CBSE Notes Class 7 Maths Chapter 8 Rational Numbers

A rational number is any number that can be expressed in the form $\frac{p}{q}$ , where p and q are integers, and $q\ne 0$ . Rational numbers include both positive and negative numbers as well as zero. They can be represented on a number line, with positive values to the right of zero and negative values to the left. Every fraction is a rational number, though not all rational numbers are positive. Rational numbers follow properties like closure, commutativity, and associativity under addition, subtraction, and multiplication. They also have additive and multiplicative identities: 0 and 1, respectively.

1.0Definitions

1. Natural Numbers (N): Counting numbers like 1, 2, 3, 4, etc., are called natural numbers, represented as N = {1, 2, 3, 4, ...}.
2. Whole Numbers (W): Adding 0 to the set of natural numbers gives us whole numbers: W = {0, 1, 2, 3, 4, ...}. Every natural number is a whole number, but 0 is the only whole number not classified as a natural number.
3. Integers (I or Z): Integers include all positive counting numbers, their negatives, and zero: Z = { ..., -3, -2, -1, 0, 1, 2, 3, ... }.
4. Rational Numbers (Q) : A rational number can be written as \frac{p}{q}  , where p and q are integers, and q \neq 0. For example, -\frac{5}{8} is a rational number. Here, p is the numerator and q is the denominator.

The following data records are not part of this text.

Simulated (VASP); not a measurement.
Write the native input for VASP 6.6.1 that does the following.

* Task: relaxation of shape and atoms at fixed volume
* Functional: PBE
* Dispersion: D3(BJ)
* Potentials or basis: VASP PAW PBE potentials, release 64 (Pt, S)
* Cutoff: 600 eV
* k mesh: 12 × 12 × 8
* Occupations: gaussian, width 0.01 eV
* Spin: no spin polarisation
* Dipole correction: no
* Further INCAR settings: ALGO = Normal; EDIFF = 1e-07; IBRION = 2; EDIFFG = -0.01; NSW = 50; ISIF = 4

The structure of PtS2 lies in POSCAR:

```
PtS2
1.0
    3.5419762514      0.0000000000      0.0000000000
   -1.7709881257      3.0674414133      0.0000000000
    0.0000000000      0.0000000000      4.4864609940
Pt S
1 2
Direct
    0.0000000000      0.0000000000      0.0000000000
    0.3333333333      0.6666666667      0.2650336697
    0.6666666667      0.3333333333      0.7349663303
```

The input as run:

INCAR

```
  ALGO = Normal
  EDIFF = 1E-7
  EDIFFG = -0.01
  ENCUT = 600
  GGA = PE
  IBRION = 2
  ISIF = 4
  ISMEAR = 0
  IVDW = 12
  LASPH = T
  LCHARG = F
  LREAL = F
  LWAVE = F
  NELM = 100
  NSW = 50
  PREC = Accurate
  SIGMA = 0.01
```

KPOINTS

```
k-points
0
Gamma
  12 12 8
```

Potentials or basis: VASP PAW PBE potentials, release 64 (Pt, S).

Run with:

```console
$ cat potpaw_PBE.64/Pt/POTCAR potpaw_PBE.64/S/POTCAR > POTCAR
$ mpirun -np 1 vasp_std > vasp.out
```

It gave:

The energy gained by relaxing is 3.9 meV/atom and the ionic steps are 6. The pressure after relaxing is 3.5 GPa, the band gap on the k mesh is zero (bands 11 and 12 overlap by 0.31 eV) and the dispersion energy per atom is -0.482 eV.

• Positive Rational Numbers: If both numerator and denominator are either positive or negative, the rational number is positive, e.g., $\frac{3}{5},\frac{-5}{-9}$ .
• Negative Rational Numbers: If either the numerator or the denominator is negative, the rational number is negative, e.g., $-\frac{3}{5},\frac{-7}{4}$.

2.0Properties of Rational Numbers

1. Equivalent Rational Numbers: For $\frac{p}{q}$  and any non-zero integer m, $\frac{p}{q}=\frac{p\times m}{q\times m}$.
2. Reducing to Simplest Form: Simplify $\frac{p}{q}$ by dividing both p and q by their HCF. $\frac{p}{q}=\frac{p÷m}{q÷m}$.
3. Standard Form: A rational number $\frac{p}{q}$ is in standard form when p and q have no common factors other than 1 (i.e., they are co-prime), and q is positive. This form ensures the simplest representation of the number.

3.0Rational Numbers on a Number Line

Rational numbers can be placed on a number line just like integers. Positive rational numbers lie to the right of zero, while negative rational numbers are to the left. Each rational number corresponds to a unique point, allowing us to visualize their relative values easily.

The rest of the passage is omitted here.